It's an unfortunate situation that I've seen happen at too many perfectly good wedding receptions. The hosts shell out a ton of money on music, food and flowers, only to have the guests eat and run well before the party is over. This might not seem like much of a catastrophe until you realize that only a handful of people remain to toss rice at the happy couple.
There's often a lot of lag time between key events at a wedding reception, so guests who tire easily, don't enjoy dancing or don't know many other people there get bored and leave.
Fortunately for party animal brides, it's absolutely possible to keep your reception hopping until the last dance is over. All you need is a little bit of planning expertise and some creative ideas. Extra room in your budget doesn't hurt, either. Keep reading for some helpful pointers on reception entertainment that'll make your event legendary for years to come.

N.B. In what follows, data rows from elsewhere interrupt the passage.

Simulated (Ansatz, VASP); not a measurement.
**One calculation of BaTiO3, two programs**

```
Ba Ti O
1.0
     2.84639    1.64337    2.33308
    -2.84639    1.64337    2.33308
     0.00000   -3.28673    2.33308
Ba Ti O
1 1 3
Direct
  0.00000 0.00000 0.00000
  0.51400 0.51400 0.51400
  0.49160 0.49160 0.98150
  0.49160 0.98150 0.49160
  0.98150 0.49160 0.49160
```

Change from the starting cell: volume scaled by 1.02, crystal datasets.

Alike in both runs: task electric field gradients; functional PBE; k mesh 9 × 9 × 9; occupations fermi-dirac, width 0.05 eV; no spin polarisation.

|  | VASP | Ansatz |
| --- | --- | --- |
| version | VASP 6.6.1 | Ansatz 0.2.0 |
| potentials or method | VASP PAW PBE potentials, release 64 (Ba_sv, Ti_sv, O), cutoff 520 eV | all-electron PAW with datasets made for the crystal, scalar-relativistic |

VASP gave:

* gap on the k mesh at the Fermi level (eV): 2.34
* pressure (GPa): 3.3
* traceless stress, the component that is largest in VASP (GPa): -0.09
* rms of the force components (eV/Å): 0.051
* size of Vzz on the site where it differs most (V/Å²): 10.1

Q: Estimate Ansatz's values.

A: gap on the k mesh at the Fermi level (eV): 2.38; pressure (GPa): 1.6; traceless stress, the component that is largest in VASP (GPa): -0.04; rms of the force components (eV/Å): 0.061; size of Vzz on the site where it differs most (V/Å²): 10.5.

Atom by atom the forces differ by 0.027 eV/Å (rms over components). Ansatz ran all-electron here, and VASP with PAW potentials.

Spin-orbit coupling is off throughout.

Many guests tempted to cut and run would stick around an extra 10 minutes if they knew that delicious late-night snacks were on the docket. Keep your guests in the know with printed itineraries detailing the time line of reception events. Whether you hand them out at the door or place them on tabletops, these guides will give your friends and family a better idea of what to expect (and what they don't want to miss out on).
For example, my perfect wedding itinerary might read something like this:
- 7:00 - first dance 7:15 - dinner is served
- 8:00 - champagne toast
- 8:15 - break-dancing competition begins
- 9:00 - giant cake-sized brownie is served
- 10:30 - send-off featuring professional fireworks show
- 10:35 - hop a cab to local bar with other guests
Of course, you can customize the itinerary to fit your particular reception needs -- except for the giant brownie. That's non-negotiable.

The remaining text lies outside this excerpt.